The shareholders, who spoke to The Guardian, yesterday, faulted the move, insisting that dividend that has been declared must be paid.

The South African telecoms giant in a quarterly update to its shareholders, yesterday, in Johannesburg, South Africa, claimed that it was not guilty of the illegal repatriation charges levelled against it by the Nigerian Senate.

The CBN had ordered the four commercial banks operated by MTN to suspend dividend payout from Nigeria. The banks are Standard Chartered Bank, Stanbic IBTC, Diamond Bank and Citi Bank. But CBN Spokesman, Isaac Okorafor, said yesterday that he was not aware of the order.

The crux of the allegation is that MTN did not obtain certificates declaring it had invested foreign currency in Nigeria within a 24-hour deadline stipulated in a 1995 law and therefore the repatriation of returns on those investments was illegal.

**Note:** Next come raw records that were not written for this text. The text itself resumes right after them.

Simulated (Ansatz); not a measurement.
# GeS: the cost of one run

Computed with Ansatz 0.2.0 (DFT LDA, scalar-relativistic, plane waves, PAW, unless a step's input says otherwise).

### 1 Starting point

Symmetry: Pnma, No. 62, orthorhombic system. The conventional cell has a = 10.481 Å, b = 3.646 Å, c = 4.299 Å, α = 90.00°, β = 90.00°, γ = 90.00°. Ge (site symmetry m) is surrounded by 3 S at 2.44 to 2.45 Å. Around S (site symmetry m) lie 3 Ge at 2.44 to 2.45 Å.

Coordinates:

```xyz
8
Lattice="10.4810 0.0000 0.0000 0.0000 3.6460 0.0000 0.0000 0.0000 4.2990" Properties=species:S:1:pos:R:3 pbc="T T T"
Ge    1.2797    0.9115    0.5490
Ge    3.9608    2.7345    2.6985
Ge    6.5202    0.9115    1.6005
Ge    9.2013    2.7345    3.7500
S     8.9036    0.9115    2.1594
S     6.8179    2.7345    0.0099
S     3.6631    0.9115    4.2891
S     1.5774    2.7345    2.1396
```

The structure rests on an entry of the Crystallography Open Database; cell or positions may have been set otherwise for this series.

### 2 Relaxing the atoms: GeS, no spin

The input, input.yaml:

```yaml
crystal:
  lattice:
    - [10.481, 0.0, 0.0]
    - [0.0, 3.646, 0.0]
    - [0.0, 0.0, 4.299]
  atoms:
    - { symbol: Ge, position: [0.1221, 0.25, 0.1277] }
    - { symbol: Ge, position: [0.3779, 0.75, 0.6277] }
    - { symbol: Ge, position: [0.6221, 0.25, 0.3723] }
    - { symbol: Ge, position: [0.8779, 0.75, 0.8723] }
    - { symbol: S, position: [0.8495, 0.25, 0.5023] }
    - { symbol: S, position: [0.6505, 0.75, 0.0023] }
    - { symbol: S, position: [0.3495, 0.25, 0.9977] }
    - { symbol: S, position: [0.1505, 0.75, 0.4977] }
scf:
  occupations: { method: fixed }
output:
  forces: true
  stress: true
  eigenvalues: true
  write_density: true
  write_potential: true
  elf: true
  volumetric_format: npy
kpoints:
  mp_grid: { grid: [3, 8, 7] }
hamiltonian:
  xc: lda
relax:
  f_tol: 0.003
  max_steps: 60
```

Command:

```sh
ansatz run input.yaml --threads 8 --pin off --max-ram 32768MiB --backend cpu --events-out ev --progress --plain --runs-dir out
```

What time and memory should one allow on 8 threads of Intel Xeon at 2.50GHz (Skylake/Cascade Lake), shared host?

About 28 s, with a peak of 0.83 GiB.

MTN runs the biggest wireless phone network in Nigeria, which generates a third of its annual sales. The telecoms firm had this year, agreed to pay a reduced fine of N330 billion ($1.08 billion) to end a long-running dispute over unregistered SIM cards in Nigeria.

The South African firm has also delayed its long-awaited listing on the Nigerian Stock Exchange (NSE), and no explanations from the firm or the exchange for the delay.

Shares in the company have fallen by more than 14 per cent to their lowest level in more than six years since the latest issue surfaced on September 27.

But shareholders, who spoke to The Guardian on the development, criticised the CBN’s decision as high-handed, considering that the dividend is shareholders’ benefits from their investment.

The President, Renaissance Shareholders Association of Nigeria, Timothy Olufemi, described the suspension of the dividend as ‘uncalled for,’ noting that dividend declared is a debt that must be paid by the firm.

“Well, the accusation may be due to payment of cash dividend to foreign shareholders in dollars without due approvals. But, we do not see any reason for the suspension of cash dividend if not that they have done something wrong. It is uncalled for. Dividend must be paid when declared. It is a debt,” he said.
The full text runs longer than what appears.